U.S. Regulatory Agencies to Regulate ICOs
The world’s largest business group, the US Chamber of Commerce, is demanding clear regulations for cryptocurrencies and any activities related to them, including Initial Coin Offerings (ICOs).
The request stemmed as a part of the new FinTech Innovation Initiative of Chamber. The Chamber released its first report last week which outlined eight FinTech principles to be presented to legislators and regulators.
The Chamber urged the Securities and Exchanges Commission (SEC) in its report to continue studying ICOs. The study needs to be done to see how they can be an effective tool for raising capital while protecting investors and meeting all the applicable laws. The Commodity Futures Trading Commission (CFTC) also got recommendations from the Chamber to study how cryptocurrencies are functioning in the futures and commodities market.
The report said :
“In both cases, we urge the agencies to regulate the products and services enabled by the technology instead of the technology itself. This approach would alleviate contradictory and overlapping rules, and allow institutions to focus on what really matters – reducing consumer risk and preventing fraud.”
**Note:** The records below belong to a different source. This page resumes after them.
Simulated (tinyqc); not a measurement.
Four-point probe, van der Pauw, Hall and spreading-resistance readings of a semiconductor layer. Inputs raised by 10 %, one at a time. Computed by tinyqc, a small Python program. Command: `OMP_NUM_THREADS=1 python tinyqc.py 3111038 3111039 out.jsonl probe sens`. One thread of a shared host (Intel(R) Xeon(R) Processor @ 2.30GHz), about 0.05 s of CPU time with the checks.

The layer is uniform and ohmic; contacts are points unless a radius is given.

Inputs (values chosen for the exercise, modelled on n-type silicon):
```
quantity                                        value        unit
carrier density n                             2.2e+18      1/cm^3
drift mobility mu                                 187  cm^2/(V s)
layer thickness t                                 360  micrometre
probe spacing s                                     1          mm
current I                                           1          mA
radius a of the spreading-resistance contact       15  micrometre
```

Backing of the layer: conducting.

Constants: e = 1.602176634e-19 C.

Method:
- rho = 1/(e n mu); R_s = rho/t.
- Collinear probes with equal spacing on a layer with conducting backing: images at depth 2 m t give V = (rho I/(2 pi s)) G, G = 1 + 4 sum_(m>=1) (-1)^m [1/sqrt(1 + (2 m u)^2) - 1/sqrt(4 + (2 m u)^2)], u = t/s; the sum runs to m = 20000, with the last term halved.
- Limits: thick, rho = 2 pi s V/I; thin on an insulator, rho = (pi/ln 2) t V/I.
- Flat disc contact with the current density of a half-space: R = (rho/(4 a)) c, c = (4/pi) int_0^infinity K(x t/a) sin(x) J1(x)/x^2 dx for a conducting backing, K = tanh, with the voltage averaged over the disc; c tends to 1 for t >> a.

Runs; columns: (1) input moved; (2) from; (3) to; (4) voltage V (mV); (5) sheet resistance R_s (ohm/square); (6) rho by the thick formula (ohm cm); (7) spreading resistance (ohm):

The demands by investors and executives in the US digital currency sector lead to the call of Chamber for regulatory clarity in the crypto sphere. As per a recent survey by US-based law firm Foley & Lardner, “72% of the actors on the country’s crypto market believe there is no well-grounded understanding of how current federal and state regulations of financial markets are applied to digital coins.”
But despite the urge for increased crypto regulations, there is still no conclusive definition-based framework in the US for the regulation of cryptocurrencies. Dispute over the classification of the digital currencies as commodities or securities have increased pressure within the industry and questions regarding the proper authority in charge of the regulation of the sector still persists.
The Chamber also recommended the Consumer Financial Protection Bureau (CFPB) that it should adopt a robust no-action letter and advisory opinion process that gives innovators the opportunity to receive regulatory certainty they need to be successful.